To aid positive relationships with beneficiaries at the ground level, NGOs typically avoid a reliance on harder forms of security such as armed guards and armoured vehicles – despite often operating in high-risk contexts. Because of this, ‘acceptance’ is fundamental to most NGOs security frameworks, alongside deterrence and protection.
Through seeking approval from local community actors, organisations are sometimes able to rely on these partners to ensure their security while operating in the field. However, while Healix supports acceptance-based risk strategies, simply delivering positive impacts is not enough to secure local acceptance. Instead, acceptance strategies need to be active rather than passive, and managers need to ensure that field operations not only deliberately attain the approval of local actors, but maintain this approval for the duration of the programme length. Below we set out five steps for securing acceptance in the field.
1. Build relationships with the relevant local authorities, communities and power brokers
Prior to the inception of projects in new field locations, security managers need to identify the relevant power brokers in both formal and informal community structures. Gathering intelligence from the ground will enable these actors to be mapped out, and the relationships that they have with each other to be understood. A comprehensive acceptance strategy relies on establishing relationships with all of the powerful local actors because excluding specific actors from these relationships can heighten their intent to disrupt an NGO’s operations.
Wherever possible, introductions should be made by individuals or organisations that these actors already have a positive relationship with, such as through clan leaders, local politicians, religious leaders or government officials, if not through another NGO or aid agency. Security managers should also consider that while local power brokers may hold influence over the community, they may not be held in esteem by them; therefore NGOs should always ensure that acceptance strategies are multifaceted, and include broad community outreach to individuals at the ground level too.

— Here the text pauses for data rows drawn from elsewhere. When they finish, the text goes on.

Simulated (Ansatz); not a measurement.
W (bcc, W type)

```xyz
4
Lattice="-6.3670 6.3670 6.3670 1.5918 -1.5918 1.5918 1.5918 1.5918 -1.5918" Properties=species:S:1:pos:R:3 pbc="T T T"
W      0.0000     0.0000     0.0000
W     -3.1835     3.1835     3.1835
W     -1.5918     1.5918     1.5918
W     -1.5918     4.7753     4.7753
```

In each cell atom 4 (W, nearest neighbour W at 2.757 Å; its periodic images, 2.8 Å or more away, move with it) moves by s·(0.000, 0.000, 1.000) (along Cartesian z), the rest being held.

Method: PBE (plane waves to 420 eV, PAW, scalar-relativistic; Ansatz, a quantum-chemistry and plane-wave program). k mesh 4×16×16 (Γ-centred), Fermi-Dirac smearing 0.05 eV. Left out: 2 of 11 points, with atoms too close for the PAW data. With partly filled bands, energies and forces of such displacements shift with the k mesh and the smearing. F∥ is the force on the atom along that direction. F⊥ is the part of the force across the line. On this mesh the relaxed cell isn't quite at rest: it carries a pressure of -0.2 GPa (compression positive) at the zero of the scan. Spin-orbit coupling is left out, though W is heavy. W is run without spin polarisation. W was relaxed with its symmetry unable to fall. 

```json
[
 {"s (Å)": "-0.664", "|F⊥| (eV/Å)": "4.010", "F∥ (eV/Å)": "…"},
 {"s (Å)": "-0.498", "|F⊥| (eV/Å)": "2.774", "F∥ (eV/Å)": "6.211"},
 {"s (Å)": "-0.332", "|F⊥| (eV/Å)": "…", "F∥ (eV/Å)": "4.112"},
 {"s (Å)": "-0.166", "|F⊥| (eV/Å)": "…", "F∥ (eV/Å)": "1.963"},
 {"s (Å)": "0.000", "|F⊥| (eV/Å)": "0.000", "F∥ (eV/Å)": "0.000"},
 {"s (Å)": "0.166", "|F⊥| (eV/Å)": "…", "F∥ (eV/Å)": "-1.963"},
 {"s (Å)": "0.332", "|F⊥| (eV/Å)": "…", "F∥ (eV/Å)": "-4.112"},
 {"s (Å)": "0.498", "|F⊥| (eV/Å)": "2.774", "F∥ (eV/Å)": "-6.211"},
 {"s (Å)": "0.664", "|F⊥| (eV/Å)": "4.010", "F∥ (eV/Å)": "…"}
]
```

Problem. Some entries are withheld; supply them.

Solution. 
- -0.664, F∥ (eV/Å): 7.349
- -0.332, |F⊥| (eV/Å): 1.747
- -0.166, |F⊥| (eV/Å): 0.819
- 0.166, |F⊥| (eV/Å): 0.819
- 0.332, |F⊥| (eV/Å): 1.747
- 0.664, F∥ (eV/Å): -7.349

2. Ensure programme objectives are clearly communicated
The local perceptions of an NGO’s objectives and motivations are some of its most important assets in the field. Security managers should recognise that local perceptions will be shaped in part by communities’ previous experiences with outsiders, whether that be foreign nationals or local nationals from other parts of the country. If a community has had a negative experience previously, their trust in outsiders is likely to be significantly lower. Therefore, managers need to establish programme objectives that can be communicated clearly at the community level, in a way that can be understood. This messaging needs to specifically address any concerns that the local population is likely to have, and be consistently delivered across all field operatives, including via affiliated contractors, partners, and visiting donors.
3. Understand that poor operational efficiency is a security risk
There are few faster ways to jeopardise a community’s acceptance in the field of an NGO than its failure to deliver on the commitments it has made to them. Such scenarios can be inevitable at the field level, especially when relying on new contractors and fragile supply chains, however, from the local beneficiary’s perspective, these justifications can be difficult to understand. It is therefore vital that the expectations of beneficiaries are sensibly managed and that timelines allow margins for delays that could occur. It is always better to deliver projects to recipients quicker than they anticipated than deliver them several months too late. Moreover, if field workers anticipate that the late delivery of operations is likely to frustrate beneficiaries, these concerns must be flagged to the NGO’s security focal point so that consequent risks can be anticipated and mitigated.
4. Employ staff and volunteers from the local community, wherever possible
Communities will find it much easier to accept those who look like them, and share their own cultural identity, language and religion. Moreover, programmes that stimulate the local economy and create job opportunities are more likely to be accepted by the communities that they benefit as the positive outcomes can be directly understood. However, it is also important to acknowledge that employment opportunities in markets where few others exist are likely to generate intense competition. When candidates are unsuccessful in their applications, this can be a significant causal factor in them rejecting an organisation’s operations thereafter. For this reason, recruitment processes need to be transparent and clearly explained, and rejections and dismissals need to be handled with consideration of local cultural sensitivities.
5. Emergency response planning should account for damage to community relations
In the same way that emergency response plans are made to pre-empt the risks faced by personnel in the field, the relationship with the local community needs to be similarly safeguarded. Plans should be in place that can be enacted in the aftermath of an incident that is likely to damage community relations. This could include planning for road traffic accidents that impact beneficiaries for example; security managers should ensure that they have identified which community leaders they will communicate with in the aftermath of such an incident, and how apologies will be conveyed to the broader community. These plans should also ensure that mechanisms are in place to quickly communicate to staff in the field to alert them to any localised damage to the NGOs reputation in the short-term so that they can exercise heightened caution.
When acceptance in the field is not enough to mitigate risk
There will be times where acceptance in the field is not enough to mitigate risks. This is often the case in environments where there are multiple unknown actors with competing objectives, or in environments where the objectives of a programme are clearly in opposition to the objectives of the local power brokers. In these situations, security managers must place an emphasis on the other elements of their security frameworks – protection and deterrence, as well as a multitude of other strategies that can help inform both risk understanding and risk mitigation.